Oil prices are elevated, economists and politicians are in a frenzy, and it's just another day in the market cycles.
For the past two years, business news has not stopped talking about the rising price of crude, and as soon as the price rises north of $60, mainstream magazines begin to run doomsday stories about the impending mayhem.
The public's mind has become riveted on every fluctuation at the pump, and the price of a barrel of crude has become as well known as a gallon of milk. With this increasingly scrutinous attention, often the true implications of events are lost in the frenzy.
The recent example of Exxon-Mobil's record profits is a perfect example. The company went to great pains to divert attention away from its phenomenal fourth quarter. Taking measures to diminish the impact of their extraordinary earnings, Exxon-Mobil went as far as running a full page ad in the New York Times highlighting the profit margins of other industries.

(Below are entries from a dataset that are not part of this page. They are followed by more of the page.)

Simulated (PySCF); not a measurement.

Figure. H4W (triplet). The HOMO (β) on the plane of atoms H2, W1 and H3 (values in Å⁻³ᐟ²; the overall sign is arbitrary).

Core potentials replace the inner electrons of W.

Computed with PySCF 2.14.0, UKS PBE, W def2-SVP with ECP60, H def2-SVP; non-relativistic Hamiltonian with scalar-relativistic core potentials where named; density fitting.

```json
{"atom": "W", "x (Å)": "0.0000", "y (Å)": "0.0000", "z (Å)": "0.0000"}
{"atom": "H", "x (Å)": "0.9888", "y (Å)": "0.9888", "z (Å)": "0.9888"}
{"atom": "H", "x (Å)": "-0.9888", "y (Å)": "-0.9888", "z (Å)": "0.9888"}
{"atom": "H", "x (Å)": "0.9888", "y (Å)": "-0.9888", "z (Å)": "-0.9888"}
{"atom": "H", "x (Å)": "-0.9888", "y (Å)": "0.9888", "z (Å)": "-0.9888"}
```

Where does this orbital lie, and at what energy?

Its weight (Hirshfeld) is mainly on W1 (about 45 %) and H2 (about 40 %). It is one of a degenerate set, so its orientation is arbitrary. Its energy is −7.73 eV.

What the media frenzy misses however, is the economics of the situation. Oil prices are high because of increased demand from developing countries and the heightened tension in the Middle East. Oil companies have little control over the price that a barrel of oil will fetch.
Exxon-Mobil was able to sell its oil at a higher average price, and thus able to add big numbers to its bottom line. While many other factors such as a relatively lax tax code have helped boost their numbers, reformist cries are exaggerating the problem.
Speculators and oil traders are frequently demonized as the cause of rising prices. However, these parties are actually in the market to make it more efficient, and ultimately make the price of oil more accurate. This wisdom of crowds is frequently counteracted by ham-fisted intervention.
Current calls for a "windfall profit" tax on Exxon-Mobil are shortsighted. Markets are a reactive mechanism in themselves. If we constantly maintain a policy of reacting to markets and weaving the regulatory web to fit the current situation, hindsight will blind us. What needs to be done is to create a rational legal and political framework which will weather all situations.
One of the most egregious effects of narrow-minded regulation is the amount of profits these oil companies are allowed to make. While people vilify Exxon-Mobil for making money by providing a commodity that people desire, the problem actually lies within the system. Because of meager times under the Clinton administration, oil companies were able to successfully lobby for a number of benefits, such as pumping billions of dollars royalty free.
What makes more sense than another reactive piece of legislation would be the construction of a tax code which allows for flexibility in weaker moments of the business cycle, yet reaps the benefits during prosperous periods.
In addition, more must be done to increase oil efficiency, as opposed to increasing oil quantity. The problem of expensive gasoline will be solved by implementing strong fuel efficiency measures, not by proposed administration measures to free the US from Middle East oil. Nixon made the same promise nearly 25 years ago, and nothing's changed.
America's oil problem is a dubious one that will not be easily solved. However, the only feasible way to address it is to develop long-term solutions. Hasty reactions to record profits or rising gas prices will only further compound the problem in the future.